Fiction
The Equations of Love. By Ethel Wilson. (Macmillan. 10s. 6d.) Excellent Women. By Barbara Pym. (Cape. 12s. 6d.) The Brotherhood of Fear. By Robert Ardrey. (Collins. 12s. 6d.) I HAVE not come across either of the two books previously published by Miss Ethel Wilson, who is a Canadian writer, but The Equations of Love suggests an interesting talent in the making. Acute and tough-minded, following cheerfully in whatever direction a robust sense of comedy leads her, Miss Wilson is as yet deficient, I would say, in the kind of self-criticism which is a sixth sense for the writer of fiction and which is perhaps no good to anybody else. The book consists of two long short-stories, each of which seems to have borrowed something of style or idiosyncrasy from a different model; in the one case—most incongruously—from Henry James and in the other from Mr. Maugham. Tuesday and Wednesday, set among slovenly types in slatternly lodgings in Vancouver, is about a ridiculous, self-dramatising drab of a woman with an equally absurd and feckless fish of a husband, and is, I fear, altogether a mistake. Miss Wilson's Jamesian or quasi-Jamesian deliberation here, though festooned with all sorts of feminine trimmings, sits grotesquely upon a theme that is really trivial and humourless ; her Myrtle and Mort are, in the end, only tioring.
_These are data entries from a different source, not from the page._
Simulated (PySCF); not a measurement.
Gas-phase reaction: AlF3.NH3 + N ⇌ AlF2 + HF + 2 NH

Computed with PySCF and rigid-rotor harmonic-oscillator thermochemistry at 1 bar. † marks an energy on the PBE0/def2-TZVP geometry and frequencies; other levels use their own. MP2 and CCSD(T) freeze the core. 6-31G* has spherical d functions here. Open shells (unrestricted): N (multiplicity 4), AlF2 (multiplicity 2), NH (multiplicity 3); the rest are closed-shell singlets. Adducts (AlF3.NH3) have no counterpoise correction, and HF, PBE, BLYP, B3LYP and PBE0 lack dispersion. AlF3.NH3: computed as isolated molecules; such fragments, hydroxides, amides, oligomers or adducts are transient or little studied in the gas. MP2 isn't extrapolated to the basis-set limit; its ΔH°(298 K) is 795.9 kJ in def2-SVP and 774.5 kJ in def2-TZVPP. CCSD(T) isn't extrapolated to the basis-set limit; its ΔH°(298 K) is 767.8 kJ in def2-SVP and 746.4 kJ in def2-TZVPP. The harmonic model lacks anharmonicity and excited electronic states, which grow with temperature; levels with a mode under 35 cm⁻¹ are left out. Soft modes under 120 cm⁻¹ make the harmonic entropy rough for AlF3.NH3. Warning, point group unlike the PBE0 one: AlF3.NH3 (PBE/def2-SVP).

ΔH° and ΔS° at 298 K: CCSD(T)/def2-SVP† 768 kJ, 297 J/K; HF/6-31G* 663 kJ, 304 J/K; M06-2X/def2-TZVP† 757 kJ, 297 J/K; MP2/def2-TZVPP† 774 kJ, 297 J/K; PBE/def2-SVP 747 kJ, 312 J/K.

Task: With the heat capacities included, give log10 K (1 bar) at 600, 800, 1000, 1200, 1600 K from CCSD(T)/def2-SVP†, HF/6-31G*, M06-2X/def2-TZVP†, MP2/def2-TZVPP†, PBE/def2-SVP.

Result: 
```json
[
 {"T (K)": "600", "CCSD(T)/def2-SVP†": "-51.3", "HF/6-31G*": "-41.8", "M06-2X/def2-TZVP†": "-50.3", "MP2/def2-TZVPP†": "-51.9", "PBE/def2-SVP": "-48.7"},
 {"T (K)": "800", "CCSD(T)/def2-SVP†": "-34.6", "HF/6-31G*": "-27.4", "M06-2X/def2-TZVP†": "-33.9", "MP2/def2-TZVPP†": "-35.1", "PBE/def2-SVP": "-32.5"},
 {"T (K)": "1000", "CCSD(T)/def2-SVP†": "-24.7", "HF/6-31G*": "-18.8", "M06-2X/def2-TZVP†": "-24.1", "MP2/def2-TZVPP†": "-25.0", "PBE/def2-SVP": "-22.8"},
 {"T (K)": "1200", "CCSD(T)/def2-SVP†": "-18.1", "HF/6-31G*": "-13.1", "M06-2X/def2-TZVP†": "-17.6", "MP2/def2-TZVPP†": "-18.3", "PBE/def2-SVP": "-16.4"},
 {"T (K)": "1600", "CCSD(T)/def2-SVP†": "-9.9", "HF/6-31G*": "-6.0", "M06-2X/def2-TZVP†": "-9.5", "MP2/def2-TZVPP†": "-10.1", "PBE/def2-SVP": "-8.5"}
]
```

The other tale, however, Lilly's Story, is uncommonly shrewd and amusing, and is told with the most assured irony. An abandoned child, sluttish and knowing, is a small monster of duplicity even before she is introduced as a waitress in a Chinese joint in Vancouver, Lilly's life, after her own child is born, is a brilliantly sustained campaign to achieve respectability. I am not sure that, like several of Mr. Maugham's spectacular moral heroines, she is not a little too flagrantly " made-up," but the story is an excellent one for all that, though nearly ruined by the farcical touch at the close. A writer who may be worth watching.
Not a breath of comedy—ordinary, that is, as distinct from meta- physical comedy—stirs The Tartar Steppe, as might be expected from the ghostly prospect of The Castle on the first page. Kafka appears in full fig on the second, in which the newly commissioned lieutenant sets out from the city for Fort Bastiani, wondering what it would be like but, finding himself unable to imagine it. " He did not even know exactly where it was, nor how far he had to go to reach it. Some people had said a day's ride, others less ; no one whom he had asked had ever really been there." This is a well conceived and interesting piece of work all the same, rising at moments to an eloquent symbolism. The fort, silent and naked, set in inhospitable and sinister country, guards a gap through which the enemy may pass though none has yet done so. It is ruled by iron and seemingly pointless regulations ; its garrison forgets what life in the city is like while pursuing heroic fantasies of battle, &c., &c. Giovanni Drogo takes root there, growing older and waiting for something to happen, until the last enemy indeed advances upon him. Signor Buzzati offers a Mediterranean warmth and relative simplicity in place of the brain-spun fevers of Central Europe.
The dialogue of Excellent Women has the pleasantest ease and animation and a light fetching humour. Told in the first person by one of those intelligent unmarried women who take to observing life and doing sensible good works with every expectation of being exploited, the story, which involves a male charmer, a male and female anthropologist, an Anglo-Catholic parson and another parson's designing widow, is modest enough and amusing enough to be worth recommending. It makes inordinate use, on the whole, of occasions for spending a penny.
I do not wish to seem spiteful about The Brotherhood of Fear, a novel by the American author of a slight and pretentious play, Thunder Rock, that went down well in this country ; but I am bound to say that it is the sort of American novel that I dislike most or like least. It seems to me to be entirely sincere but crude, empty, gesti- culatory, portentous and artless, resorting by turns to a sham poetic simplicity and reasonless melodrama in an attempt to enrich what is essentially commonplace. The story is of an innocent youth in flight from the secret police of a totalitarian State who escapes to a neighbouring small island inhabited by a tiny pastoral community, and of the lunatic police automaton who pursues him there. All the fuss about the psychology of security, the naturalness of natural man and the spiritual identity of hunter and hunted seems to me remote from European realities and a little hysterical.
R. D. CHARQUES.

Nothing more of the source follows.